In his most explicit statement yet, the Pope endorses the use of force to stop the monsters of ISIS, well, as close as he is likely to come.
ABOARD THE PAPAL PLANE (AP) — Pope Francis on Monday endorsed the use of force to stop Islamic militants from attacking religious minorities in Iraq but said the international community — and not just one country — should decide how to intervene.
Francis also said he and his advisers were considering whether he might go to northern Iraq himself to show solidarity with persecuted Christians. But he said he was holding off for now on a decision.
In other comments to journalists returning from South Korea, Francis confirmed he hoped to travel to the United States in September 2015 for a possible three-city tour: to attend a family rally in Philadelphia and to address Congress in Washington and the United Nations in New York. He said a Mexico stop on that trip was possible but not decided yet. He also said he might make one-day visit to Spain next year.

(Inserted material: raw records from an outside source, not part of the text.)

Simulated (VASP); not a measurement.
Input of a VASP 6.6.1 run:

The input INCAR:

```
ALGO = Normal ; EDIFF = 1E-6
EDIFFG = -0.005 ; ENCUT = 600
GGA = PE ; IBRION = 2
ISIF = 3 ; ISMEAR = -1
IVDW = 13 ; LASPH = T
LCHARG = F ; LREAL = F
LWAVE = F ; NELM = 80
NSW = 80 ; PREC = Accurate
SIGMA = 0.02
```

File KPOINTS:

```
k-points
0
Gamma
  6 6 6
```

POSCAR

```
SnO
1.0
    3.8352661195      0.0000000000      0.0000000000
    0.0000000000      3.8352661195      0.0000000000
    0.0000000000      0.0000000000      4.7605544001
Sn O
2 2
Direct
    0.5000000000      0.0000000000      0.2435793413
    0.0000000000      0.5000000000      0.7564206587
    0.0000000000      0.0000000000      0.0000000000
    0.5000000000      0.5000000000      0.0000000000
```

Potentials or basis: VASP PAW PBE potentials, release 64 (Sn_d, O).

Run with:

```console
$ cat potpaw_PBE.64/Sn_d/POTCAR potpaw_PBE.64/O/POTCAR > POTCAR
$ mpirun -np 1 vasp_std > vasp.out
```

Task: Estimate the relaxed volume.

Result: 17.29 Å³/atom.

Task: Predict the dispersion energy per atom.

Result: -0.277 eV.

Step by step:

On Iraq, Francis was asked if he approved of the unilateral U.S. airstrikes on militants of the Islamic State who have captured swaths of northern and western Iraq and northeastern Syria and have forced minority Christians and others to either convert to Islam or flee their homes.
"In these cases, where there is an unjust aggression, I can only say that it is licit to stop the unjust aggressor," Francis said. "I underscore the verb 'stop.' I'm not saying 'bomb' or 'make war,' just 'stop.' And the means that can be used to stop them must be evaluated."